International Telecommunications Union (ITU) has formally approved the G.fast standard that intends to deliver broadband speeds between 500Mbps to 1Gbps over traditional copper cables found between fibre-equipped street cabinets and homes / businesses.
Cheaper than fibre to the premises (FTTP), the G.fast standard provides the means to use existing infrastructure to deliver greater broadband speeds. However, one of the major drawbacks of the technology is that as the distance increases the download and upload speeds decrease.
This is evident from the tests conducted by BT in UK at its Adastral Park research lab in Ipswich. Over a 19m copper cable, BT’s tests achieved download speeds in tune of 786Mbps while uploads were recorded at 231Mbps. However, as the distance was increased to 66m, the download speed fell to 696Mbps and so did the upload speed at 200Mbps. Over a distance of 250m it falls further to 150Mbps.

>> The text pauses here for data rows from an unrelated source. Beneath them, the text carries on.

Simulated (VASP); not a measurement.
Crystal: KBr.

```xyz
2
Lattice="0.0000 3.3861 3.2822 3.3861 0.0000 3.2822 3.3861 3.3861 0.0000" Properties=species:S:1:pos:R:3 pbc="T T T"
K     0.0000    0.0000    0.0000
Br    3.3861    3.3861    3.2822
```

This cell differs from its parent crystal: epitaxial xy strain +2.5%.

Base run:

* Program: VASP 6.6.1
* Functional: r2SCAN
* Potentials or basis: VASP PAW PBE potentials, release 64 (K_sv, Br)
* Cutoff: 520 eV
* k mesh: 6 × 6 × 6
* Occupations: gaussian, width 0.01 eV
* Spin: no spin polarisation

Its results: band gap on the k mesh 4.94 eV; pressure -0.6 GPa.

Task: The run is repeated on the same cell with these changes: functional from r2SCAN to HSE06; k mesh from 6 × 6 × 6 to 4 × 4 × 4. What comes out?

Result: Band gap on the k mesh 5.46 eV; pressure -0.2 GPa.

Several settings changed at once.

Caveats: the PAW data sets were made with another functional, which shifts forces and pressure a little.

Despite this decline in speeds, the 66m length is considered to be the typical distance between street cabinets and homes or businesses – meaning that consumers will be able to receive much faster broadband connection at a fraction of the cost of FTTP.
ITU secretary general Hamadoun Touré revealed that G.fast’s approval to implementation could be one of the fastest till date as far as access to technology is concerned. “A range of vendors has begun shipping G.fast silicon and equipment, and service providers’ lab and field trials are well underway”, he said.
ITU said in a statement that G.fast will enable implementation of bandwidth-intensive applications and services including IPTV, 4K video streaming, advanced cloud-based storage solution, HD video conference among others.
“The standard will comfortably serve the broadband access needs of small-to-medium enterprises, with other envisioned applications including backhaul for small wireless cell sites and Wi-Fi hotspots”, ITU added.
Despite Touré’s optimism, it will still take a year for the technology to go main stream. The Broadband Forum is planning a test suite and certification programme facilitating communication providers to test their kits for interoperability and performance.
Further, a beta run of the certification programme has already been planned for mid-2015 and if this goes as planned, certified G.fast deployments could be seen by the end of 2015.